So is this a “watershed moment”?
                                                                       
Of course much is said about Transport Secretary Grayling awarding contracts to Carillion when it was already in trouble.  And now the dodginess of public-private partnerships, contracting out and outsourcing is suddenly “discovered” and criticised, no matter that under Tory and Labour this was systematic policy.  Labour’s Corbyn says Carillion should be a “watershed”.  Yet Labour is not against private provision.  It just wants “excesses” to be capped.
    No question, privatisation in all its shapes and forms was a bad deal for the public.  It wasn’t meant to be a good deal.  It was meant to make money for the private sharks - and it did.  This is precisely why Carillion, Capita, Serco, Interserve, Balfour Beatty, G4S, etc., are (or were) such huge profiteers for so long.  Under PFI deals alone, the government paid three times over the odds for public projects.  And now it has to bail out privatised care home providers like Four Seasons and even Branson’s Virgin East Coast trains!

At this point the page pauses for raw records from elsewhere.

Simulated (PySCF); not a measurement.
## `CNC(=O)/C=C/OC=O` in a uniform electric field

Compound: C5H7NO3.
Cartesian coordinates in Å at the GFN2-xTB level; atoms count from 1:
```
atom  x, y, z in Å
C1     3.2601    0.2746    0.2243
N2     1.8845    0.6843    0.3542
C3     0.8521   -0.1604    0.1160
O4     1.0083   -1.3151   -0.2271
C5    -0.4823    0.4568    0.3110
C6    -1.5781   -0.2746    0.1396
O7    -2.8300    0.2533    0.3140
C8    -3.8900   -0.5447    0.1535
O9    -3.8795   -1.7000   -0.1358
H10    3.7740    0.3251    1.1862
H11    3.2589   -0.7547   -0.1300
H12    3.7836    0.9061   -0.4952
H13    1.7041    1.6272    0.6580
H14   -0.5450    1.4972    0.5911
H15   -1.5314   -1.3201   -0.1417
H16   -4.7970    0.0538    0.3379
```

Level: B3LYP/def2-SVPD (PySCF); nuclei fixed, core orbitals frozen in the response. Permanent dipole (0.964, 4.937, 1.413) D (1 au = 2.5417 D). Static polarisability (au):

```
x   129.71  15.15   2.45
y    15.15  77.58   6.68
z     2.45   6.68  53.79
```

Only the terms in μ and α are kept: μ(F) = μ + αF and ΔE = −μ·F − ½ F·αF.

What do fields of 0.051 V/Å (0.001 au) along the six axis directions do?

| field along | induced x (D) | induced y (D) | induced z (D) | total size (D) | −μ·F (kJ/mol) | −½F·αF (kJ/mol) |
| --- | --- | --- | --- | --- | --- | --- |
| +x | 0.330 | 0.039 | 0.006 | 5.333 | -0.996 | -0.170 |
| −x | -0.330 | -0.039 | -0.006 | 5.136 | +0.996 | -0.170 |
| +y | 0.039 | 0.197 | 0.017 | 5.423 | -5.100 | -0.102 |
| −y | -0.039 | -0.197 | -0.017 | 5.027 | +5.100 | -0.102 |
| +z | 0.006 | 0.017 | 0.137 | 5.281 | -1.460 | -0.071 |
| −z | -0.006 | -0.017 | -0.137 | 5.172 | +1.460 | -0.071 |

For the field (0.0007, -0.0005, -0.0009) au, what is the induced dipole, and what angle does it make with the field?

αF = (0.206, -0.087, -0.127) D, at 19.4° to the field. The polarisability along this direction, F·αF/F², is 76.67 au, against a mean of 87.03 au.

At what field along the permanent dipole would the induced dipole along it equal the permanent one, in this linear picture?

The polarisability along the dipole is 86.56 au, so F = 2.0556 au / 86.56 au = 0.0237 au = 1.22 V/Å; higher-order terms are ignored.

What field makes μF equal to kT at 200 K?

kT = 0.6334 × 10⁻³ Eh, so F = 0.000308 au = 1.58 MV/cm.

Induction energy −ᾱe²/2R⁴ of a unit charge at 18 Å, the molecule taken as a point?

    Does this mean that now things will change?  Very unlikely, unless capitalism itself ceases to exist!  Which won’t happen unless the working class (because no other class can do it) decides to fight and overthrow the system.  It is urgent.  The economy is not yet recovered from 2008's financial crisis, more speculative bubbles are developing and Brexit, with its costly “uncertainties”, looms.
    In fact if Carillion is out of the headlines it is probably by design: ministers and the City shareholders they represent, are panicking.  They know this crash is the tip of an iceberg.  Already, other giant subcontracting companies like Interserve, Balfour Beatty, and Capita are in deficit.  Carillion’s fall could well cause an avalanche.  However, the working class can offer a different outcome.  But only if it decides to use its collective strength to impose its own “takeover” - and for starters, at every level of social provision, to kick out the profiteers and begin to run society for the benefit of all.